Alan Stephenson. Jailed in hellish conditions over late credit card payment

Since the beginning of June, British-Australian national Alan Stevenson has been living a nightmare. Stopped in the Prague airport while en route to visit his ailing mother in the UK, Alan was informed that his name was listed on Interpol, and he was abruptly arrested and thrown into prison.

Like so many other Westerners, Alan had been reported to Interpol by Qatar over an outstanding credit card debt stemming from his brief stay in the Gulf nation 6 years ago. “Interpol is not supposed to issue Red Notices for civil financial matters,” says Radha Stirling, CEO of Detained in Dubai, Expert Witness and adviser to the Washington DC based Working Group on Interpol Abuse. “Qatar has overtaken the UAE as the top abuser of the Interpol system; habitually using the international police organisation as a debt collection agency.”

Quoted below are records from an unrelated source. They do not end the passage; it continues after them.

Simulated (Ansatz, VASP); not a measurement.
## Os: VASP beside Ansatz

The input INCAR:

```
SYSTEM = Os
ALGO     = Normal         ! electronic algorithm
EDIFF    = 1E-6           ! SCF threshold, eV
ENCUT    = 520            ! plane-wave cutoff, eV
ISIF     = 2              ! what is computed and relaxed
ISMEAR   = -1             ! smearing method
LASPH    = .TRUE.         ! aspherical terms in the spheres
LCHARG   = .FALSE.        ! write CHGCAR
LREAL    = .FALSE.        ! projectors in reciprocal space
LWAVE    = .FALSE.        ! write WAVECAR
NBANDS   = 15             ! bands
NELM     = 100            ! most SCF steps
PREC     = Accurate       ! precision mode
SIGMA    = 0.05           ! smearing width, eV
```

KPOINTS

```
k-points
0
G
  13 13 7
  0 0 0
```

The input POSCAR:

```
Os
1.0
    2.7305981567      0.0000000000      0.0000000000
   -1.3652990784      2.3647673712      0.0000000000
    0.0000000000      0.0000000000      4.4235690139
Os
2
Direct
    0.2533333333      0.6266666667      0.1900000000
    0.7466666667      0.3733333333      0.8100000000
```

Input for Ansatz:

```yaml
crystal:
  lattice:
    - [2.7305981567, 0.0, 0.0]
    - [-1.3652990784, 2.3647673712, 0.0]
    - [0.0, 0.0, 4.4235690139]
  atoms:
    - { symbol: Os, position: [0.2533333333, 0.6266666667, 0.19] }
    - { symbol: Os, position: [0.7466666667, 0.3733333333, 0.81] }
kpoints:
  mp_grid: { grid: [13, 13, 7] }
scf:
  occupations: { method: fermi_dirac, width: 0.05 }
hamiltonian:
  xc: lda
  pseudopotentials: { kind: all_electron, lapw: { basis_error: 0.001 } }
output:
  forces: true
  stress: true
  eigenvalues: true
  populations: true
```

Happier times. Keen photographer Alan relaxing on a nature hike

Alan has been detained in Prague’s notorious Pankrac Remand prison, an imposing century-old maximum security facility where inmates awaiting trial are kept in 23 hour a day lock down without access to warm water or electricity. Human rights activists have criticised conditions in the prison as grossly inhumane, overcrowded, unsanitary, and brutal; particularly for prisoners awaiting sentencing. Since his arrest, Alan’s health has deteriorated and he has lost over 10kg.

Quiet and unassuming. The Brit/Australian is missed by everyone who knows him

The Manchester native, who loves sports, with a particular talent for golf, has traveled extensively, and found a good job in Qatar as an IT manager back in 2013. To support himself while setting up for a life in Doha, Alan opened a bank account, with an accompanying credit card. The bank required him to submit a blank cheque as collateral against the card, to be used to cover any potential unpaid balance if he ever failed to pay. When his mother became ill back in the UK, Alan was forced to return home. Though he notified the bank at the time, and sought to negotiate a payment plan; the bank cashed the blank cheque to cover his credit card bill, and it bounced. Alan was convicted in absentia over the cheque, and reported to Interpol as a fugitive.

“We have seen many alarming cases recently,” says Stirling, “Including a British citizen literally boxed in by police vehicles on his way home in England because of a debt-related Red Notice from Qatar. The UK generally refuses to consider extradition to the Gulf States due to human rights concerns; but these cases should never even reach that stage. Interpol should not be accepting Red Notice requests that relate to private financial matters. It is outrageous that Alan has been arrested in Prague and faces possible extradition. He is being held in horrendous conditions in an archaic jail, over a debt he was in the process of negotiating. If Interpol is going to continue allowing this abuse of their system, governments worldwide are going to have to stop treating Notices as credible if they originate from the Gulf, to ensure that innocent people like Alan are not abused.”

Alan’s family have been in touch with both the British and Australian embassies in the Czech Republic, and been told that his case is being reviewed. “As bad as conditions are for Alan now; cramped in an overcrowded cell with other inmates, mixed in with those accused of violent crimes, severely limited phone access, and only an hour a day out of his cell; if he is extradited to Qatar, he could face an even worse situation,” Stirling warns. “Human rights abuses in detention are well documented in Qatar, and we already have a number of ongoing cases of Western clients unjustly convicted and suffering deplorable conditions in the Doha prison system.”

Alan’s sister, Jennifer Small, says the family is at wit’s end, “Alan is my only brother, our mother is unwell, and we are worried sick about what he is enduring, and what might happen next. I can’t believe someone can be treated like a criminal fugitive in 2019 because of a late credit card payment! We just want him free and safe, he is wasting away in that jail for no reason; it is heartbreaking.”

Local lawyers have advised Stirling that proceedings could extend to over a year and that bail was extremely unlikely for a foreign national. Stirling will provide Expert Testimony to the Czech courts. “Last year, we had a British national detained in Mallorca, Spain even though he was in active contact with the bank and seeking to resolve a settlement. I recently met with an Irish national who was arrested in Spain who underwent formal extradition proceedings. Of course, Spain denied Qatar’s extradition request, but the impact on his life and business was substantial and the Interpol Red Notice is not automatically removed as part of the court process, so until removed, he could technically face re-arrest. Although debt is not a crime in Europe, Qatar is using the Interpol system to pressure debtors and their families under the threat of at least temporary imprisonment. The banks feel that if they can jail a debtor, their family is more likely to step in and raise the funds somehow,” said Stirling.

Qatar has acted more aggressively than the UAE with Interpol over the past 12 months. Interpol do not suspend or discipline countries who consistently practice Interpol Abuse.